Re: Appalling English

Subject: Re: Appalling English
From: Richard Yanowitz <ryanowitz -at- bigfoot -dot- com>
To: "TECHWR-L" <techwr-l -at- lists -dot- raycomm -dot- com>
Date: Tue, 31 Oct 2000 12:40:11 -0500

While no doubt well intended, if the positions illustrated here are typical of cultural thought in our profession, then however good we are at what we actually compose we're in deep trouble when it comes to thinking about our audiences (which ought to be our first guideline but too often isn't).

Is it possible for people not to feel they have to take sides on cultural differences or not to assume the superiority of their own culture (as in making one's own economic hegemony the yardstick [meter-stick?] for respecting another culture's linguistic [cultural?] merit)?

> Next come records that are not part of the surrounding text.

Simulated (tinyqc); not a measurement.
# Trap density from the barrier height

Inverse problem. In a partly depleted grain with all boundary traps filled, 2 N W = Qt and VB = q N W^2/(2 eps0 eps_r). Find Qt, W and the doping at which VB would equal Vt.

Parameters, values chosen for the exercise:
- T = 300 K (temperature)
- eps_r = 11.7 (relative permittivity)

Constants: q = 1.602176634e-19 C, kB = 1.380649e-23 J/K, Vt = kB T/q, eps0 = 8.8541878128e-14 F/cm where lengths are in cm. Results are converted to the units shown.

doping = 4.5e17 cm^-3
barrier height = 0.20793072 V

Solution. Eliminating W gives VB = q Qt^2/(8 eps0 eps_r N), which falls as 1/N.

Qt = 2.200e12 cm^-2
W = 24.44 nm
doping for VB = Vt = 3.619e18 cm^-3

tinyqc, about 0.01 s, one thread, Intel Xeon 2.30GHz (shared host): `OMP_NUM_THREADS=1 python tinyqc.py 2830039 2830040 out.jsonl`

It ain't good to produce docs written by non-fluent writers who confuse readers with tortured language; and it equally ain't considerate/polite/respectful to expect people in other language groups, however narrowly or widely spread, to read one's native tongue (esp. when that tongue is as tormenting to learn as my own beloved English).

On the other hand, in good ol' capitalist spirit (caveat emptor and all that), vendors on both sides of this divide can apparently get away with distributing language goods that don't effectively service large numbers of customers. Aside from promoting this sordid consequence of deifying supply-and-demand, such behavior reinforces that perfidious notion with which our profession constantly struggles--that how you present information really doesn't matter as long as the information is there...somewhere.

We might all be well advised to ponder the provocative nuances of this writer's thoughtful slogan (cited at the end of the following snippet), which perhaps belies the text that precedes it.


At 11:23 AM 10/31/00 , you wrote:

...I think there's a good counterargument that Japanese is
spoken by only a tiny percentage of the population of the industrialized
world, while English is spoken by a much bigger number of educated people in
the developed world. Educated Japanese often read English, in fact. If I had
to do material in but one language for distribution to the industrialized
nations, I'd choose English. Supplying English exclusively isn't always
arrogance; it's also a pretty safe bet under most conditions.

That being said, if China ever becomes truly industrialized (read "fully
democratic and capitalistic"), then we'll all have to learn Chinese, because
there are more Chinese speakers on the planet than speakers of any other
language....

"Better communication is a service to mankind."